About

Welcome to SENSIS, the web presence of Utrecht University’s Islamic sensory history research project! Our aim is to write a cultural history of the senses in the Islamic world, from the emergence of Islam in the 7th century CE to the 20th century. Our approach to Islamic sensory history is premised on the assumption that sensory perception is not only a physical but also a cultural act. Inspired by the ‘sensory turn’ that has enriched many areas of the humanities and social sciences in recent years, we are interested in exploring how different historical, geographical, social, and intellectual contexts determined the ways in which Muslims across the Islamic world experienced and understood sight, sound, smell, taste, and touch. In short, how are we to conceive of the Islamic sensorium, past and present? In seeking answers to this question, our research team hopes to establish and consolidate a novel research paradigm for studying the history of Islam and the larger Muslim world.

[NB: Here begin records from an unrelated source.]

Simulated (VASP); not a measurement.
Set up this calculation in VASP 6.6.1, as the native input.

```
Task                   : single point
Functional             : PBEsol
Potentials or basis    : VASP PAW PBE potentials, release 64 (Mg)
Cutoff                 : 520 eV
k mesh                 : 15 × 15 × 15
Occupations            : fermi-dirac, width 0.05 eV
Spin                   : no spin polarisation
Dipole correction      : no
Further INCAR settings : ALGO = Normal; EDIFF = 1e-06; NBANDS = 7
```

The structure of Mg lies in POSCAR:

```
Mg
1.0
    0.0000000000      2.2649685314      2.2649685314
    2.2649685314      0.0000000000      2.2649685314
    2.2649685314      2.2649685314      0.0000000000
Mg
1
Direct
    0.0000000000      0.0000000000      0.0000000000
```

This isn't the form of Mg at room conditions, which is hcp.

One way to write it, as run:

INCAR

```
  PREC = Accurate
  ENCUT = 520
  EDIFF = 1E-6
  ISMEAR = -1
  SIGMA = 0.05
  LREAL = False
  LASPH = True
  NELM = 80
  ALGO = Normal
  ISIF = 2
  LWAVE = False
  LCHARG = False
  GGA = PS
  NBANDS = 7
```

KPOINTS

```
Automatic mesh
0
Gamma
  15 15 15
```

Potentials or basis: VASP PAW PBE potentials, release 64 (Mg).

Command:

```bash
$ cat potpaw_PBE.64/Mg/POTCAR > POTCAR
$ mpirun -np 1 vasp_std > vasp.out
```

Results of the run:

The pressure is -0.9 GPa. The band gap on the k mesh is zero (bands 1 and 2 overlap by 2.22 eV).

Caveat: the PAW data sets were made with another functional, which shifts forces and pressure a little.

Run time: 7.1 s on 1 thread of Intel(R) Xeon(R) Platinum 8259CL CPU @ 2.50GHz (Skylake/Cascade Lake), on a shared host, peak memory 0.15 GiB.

Focusing on the early centuries of Islamic history, phase 1 of this project, “The Senses of Islam,” ran from 2017 to 2022 and resulted in the publication of the multi-author handbook Islamic Sensory History, Volume 2: 600-1500 (Brill: Leiden-Boston, 2024, OPEN ACCESS). It was funded by a European Research Council Consolidator Grant (project number 724951).

In phase 2, “Rosewater, Nightingale, and Gunpowder” (2023-2028), we focus our attention on the three early modern empires often referred to as the “gunpowder empires”: the Ottoman Empire (c. 1281–1924), the Safavid Empire (c. 1501–1722) and the Mughal Empire (c. 1526–1858). Funded by the Dutch Research Council’s Vici Grant, phase 2 will lead to the publication of the multi-author handbook Islamic Sensory History, Volume 3: 1500-2000 (Brill: Leiden-New York, forthcoming, OPEN ACCESS).

By stressing the sensory dimensions of Islamic history, our research project hopes to shed light on an understudied but essential aspect in the history of Muslim societies. Thereby, we aim to challenge common assumptions about Islam and Islamic culture, such as the idea of a ‘great divide’ between the sensory cultures of Europe and the Islamic world. In addition, we hope that our work will also enable a fresh appraisal of the non-Muslim imagination of the Orient and of Islam as the negative foil – or variously, the inspirational counterpart – of the allegedly objective, rational, and disembodied West.